GithubHelp home page GithubHelp logo

Comments (10)

chenxsan avatar chenxsan commented on August 23, 2024 1

@terkelg Thought it's really difficult for you to understand my situation, I just created a new repo here https://github.com/chenxsan/tiny-glob-demo.

Please run npm install to install deps then run node index.js to check the results.

from tiny-glob.

chenxsan avatar chenxsan commented on August 23, 2024

Here's the one causing problem https://github.com/terkelg/tiny-glob/blob/master/index.js#L34, I can remove it, and everything works as expected in my case. Also, it won't fail any tests.

from tiny-glob.

chenxsan avatar chenxsan commented on August 23, 2024

I just put up a failing test here chenxsan@18f54bc

from tiny-glob.

terkelg avatar terkelg commented on August 23, 2024

Hi Sam! Thanks for having a look at the issue. Does it effect the benchmarks when you remove that line? It can also be a problem with the regex coming from globrex. Can you print the regex and file and test them?
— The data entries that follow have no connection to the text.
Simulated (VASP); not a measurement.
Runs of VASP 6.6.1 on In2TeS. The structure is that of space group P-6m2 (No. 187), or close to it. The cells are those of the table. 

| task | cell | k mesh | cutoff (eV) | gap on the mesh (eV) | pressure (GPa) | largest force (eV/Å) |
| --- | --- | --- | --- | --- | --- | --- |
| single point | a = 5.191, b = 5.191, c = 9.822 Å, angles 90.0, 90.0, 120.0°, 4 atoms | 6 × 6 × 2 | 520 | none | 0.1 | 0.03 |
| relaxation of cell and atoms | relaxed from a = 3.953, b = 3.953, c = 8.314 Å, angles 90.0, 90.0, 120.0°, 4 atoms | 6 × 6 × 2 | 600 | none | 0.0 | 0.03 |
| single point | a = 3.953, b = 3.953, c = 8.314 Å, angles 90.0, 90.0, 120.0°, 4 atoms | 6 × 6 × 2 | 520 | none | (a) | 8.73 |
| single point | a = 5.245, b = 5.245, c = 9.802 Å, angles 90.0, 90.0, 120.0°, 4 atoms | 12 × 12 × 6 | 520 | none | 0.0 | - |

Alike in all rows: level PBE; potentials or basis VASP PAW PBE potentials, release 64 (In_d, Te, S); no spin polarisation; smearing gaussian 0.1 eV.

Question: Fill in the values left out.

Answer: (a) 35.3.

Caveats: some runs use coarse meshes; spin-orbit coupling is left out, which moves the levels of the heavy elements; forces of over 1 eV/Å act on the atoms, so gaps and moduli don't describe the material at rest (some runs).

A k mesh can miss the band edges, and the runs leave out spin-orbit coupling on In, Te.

The idea is that every path segment (aka dir name) is checked before tiny-glob starts crawling that directory. When globrex convert a glob it also break it into smaller regex segments for each folder/path segment. This is done so tiny-glob can check each directory and avoid spending time crawling unnecessary folders that never will result in any matches anyway. I suspect the regex for the glob {post,page} could be wrong.

from tiny-glob.

chenxsan avatar chenxsan commented on August 23, 2024

Here's benchmark result after I removed that line:

glob x 13,438 ops/sec ±3.05% (83 runs sampled)
fast-glob x 25,485 ops/sec ±5.20% (76 runs sampled)
tiny-glob x 55,162 ops/sec ±6.97% (55 runs sampled)
Fastest is tiny-glob
┌───────────┬─────────────────────────┬────────────┬────────────────┐
│ Name      │ Mean time               │ Ops/sec    │ Diff           │
├───────────┼─────────────────────────┼────────────┼────────────────┤
│ glob      │ 0.00007441320916659413  │ 13,438.474 │ N/A            │
├───────────┼─────────────────────────┼────────────┼────────────────┤
│ fast-glob │ 0.00003923935167426461  │ 25,484.621 │ 89.64% faster  │
├───────────┼─────────────────────────┼────────────┼────────────────┤
│ tiny-glob │ 0.000018128419620750812 │ 55,162.006 │ 116.45% faster │
└───────────┴─────────────────────────┴────────────┴────────────────┘

from tiny-glob.

chenxsan avatar chenxsan commented on August 23, 2024

Here's the lexer variable:

{ regex: /^(post|page)\/((?:[^\/]*(?:\/|$))*)([^\/]*)\.md$/,
  segments: [ /^(post|page)$/, /^((?:[^\/]*(?:\/|$))*)$/, /^([^\/]*)\.md$/ ],
  globstar: '/^((?:[^\\/]*(?:\\/|$))*)$/' }

And part of my directory structure:

$ tree ./post

image
All those .md files right under post are included while others inside subdirectory of post are filtered out.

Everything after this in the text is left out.